I was happy to visit Bar Masa especially since now I kind of have an idea of what Masa would be like. Bar Masa is the next best thing to the $400 pre-fixe menu. The food was fresh and the decor was nice though it is pricey. I can’t say that it impressed me more than Sushi Seki (which is still for me the best sushi restaurant in Manhattan) but it is a good option especially if you want to see what Masa is all about!
Oceana is a Michelin stared restaurant that I’ve had my eye on for quite sometime now but it wasn’t high enough on my list of places to go to make me pay $40 for a grilled salmon fillet so I waited for Restaurant Week. My first impression of Oceana was that it was a more upscale, pretentious version of Dock’s Oyster Bar. The maitre d didn’t really want anything to do with me and the restaurant was filled mostly with older business men. Though the restaurant is pretty with its all marble raw bar and glass wine rack in the center of the dining room, the food nor the service matched the decor.
I ordered the Scallop Sashimi to start and the Grilled Bluefish as an entree. The portions actually weren’t that small for a Restaurant Week menu. The Scallop Sashimi was paired with a peach chutney which went well with the dish. The scallops were cooked well, which is very important for me since I usually dislike scallops because of their texture, and I liked the sweetness of the peach chutney with the scallops. The Grilled Bluefish sadly wasn’t as good. The bluefish was just grilled and tasted like any ordinary grilled fish that comes out of a Greek restaurant in Astoria and the beefsteak tomato didn’t help the dish at all. The service also felt rushed and my food was bought of very slowly and the waiter seemed too overwhelmed to care enough about me, though they did take my food allergy seriously which was good.

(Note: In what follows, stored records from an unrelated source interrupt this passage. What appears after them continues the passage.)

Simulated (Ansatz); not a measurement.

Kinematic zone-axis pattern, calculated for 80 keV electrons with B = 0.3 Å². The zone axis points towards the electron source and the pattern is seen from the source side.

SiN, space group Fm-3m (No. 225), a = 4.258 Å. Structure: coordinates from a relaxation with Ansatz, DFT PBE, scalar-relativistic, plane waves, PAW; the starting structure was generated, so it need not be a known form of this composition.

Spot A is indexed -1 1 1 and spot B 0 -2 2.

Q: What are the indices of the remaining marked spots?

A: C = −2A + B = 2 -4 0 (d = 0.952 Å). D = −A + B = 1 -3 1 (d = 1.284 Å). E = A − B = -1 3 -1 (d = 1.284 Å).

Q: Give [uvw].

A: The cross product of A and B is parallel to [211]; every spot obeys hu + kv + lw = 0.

Oceana is known as one of those “under the radar” restaurants that no one really goes to unless they’re in the area and now I know why. While the restaurant is beautiful, the food isn’t anything to rave about and is priced at least twice as much as its worth and is mediocre at best. For good fish go to Thalassa which is just as pleasing to look at as Oceana but the quality of food and service is much better.
This Cipriani outpost has the same exact menu as the Cipriani Wall Street, prices and all. Though at this Cipriani I feel the only thing they could do differently is lower their prices a tad as, personally, I don’t feel you’re getting the “full” Cipriani experience here. Yes you get the yellow table cloths and the baby blue menus with the tassels at the end, but I want the Europeans air kissing right in the entrance so no one can get in and the host that barley speaks English and pretends to know your name for the 2 hours that you’re there. At the Cipriani Dolci you get none of that. Here you get frumpy business people and the occasional tourist who comes in with the sweat suit they wore on their 3 hour train ride to New York and the beauty of Grand Central…that’s it. With all that said the food is as good as the Cipriani Wall Street. The Dodge Salad was fresh and light and the pastas are good, though I still prefer the Cipriani Downtown. The biggest change of the menu at the Cipriani Dolci is the addition of a bar menu which consists of an array of slightly cheaper small dishes, which is a good addition if you need a quick lunch or just sitting at the bar.
Is the Cipriani Dolci better than the Cipriani Downtown: no. Is it better than their Wall Street location: no. Is it better than the Cipriani Le Specialita: they’re about the same. The only reason why I may choose Cipriani Dolci over Cipriani Le Specialita is because the Cipriani Le Specialita gets packed and its very hard to find a seat. Quite frankly the Cipriani Dolci’s prices are a bit too high for what the place offers. Its kind of a half a Cipriani for the full price. The only reason you should go to the Cipriani Dolci is if you are on a business lunch and need to stay within a 5 block radius of your office and specifically want to go to the Cipriani. If that’s not the case, please take the 6 train from Grand Central and head down to Spring Street and walk over to the Cipriani Downtown.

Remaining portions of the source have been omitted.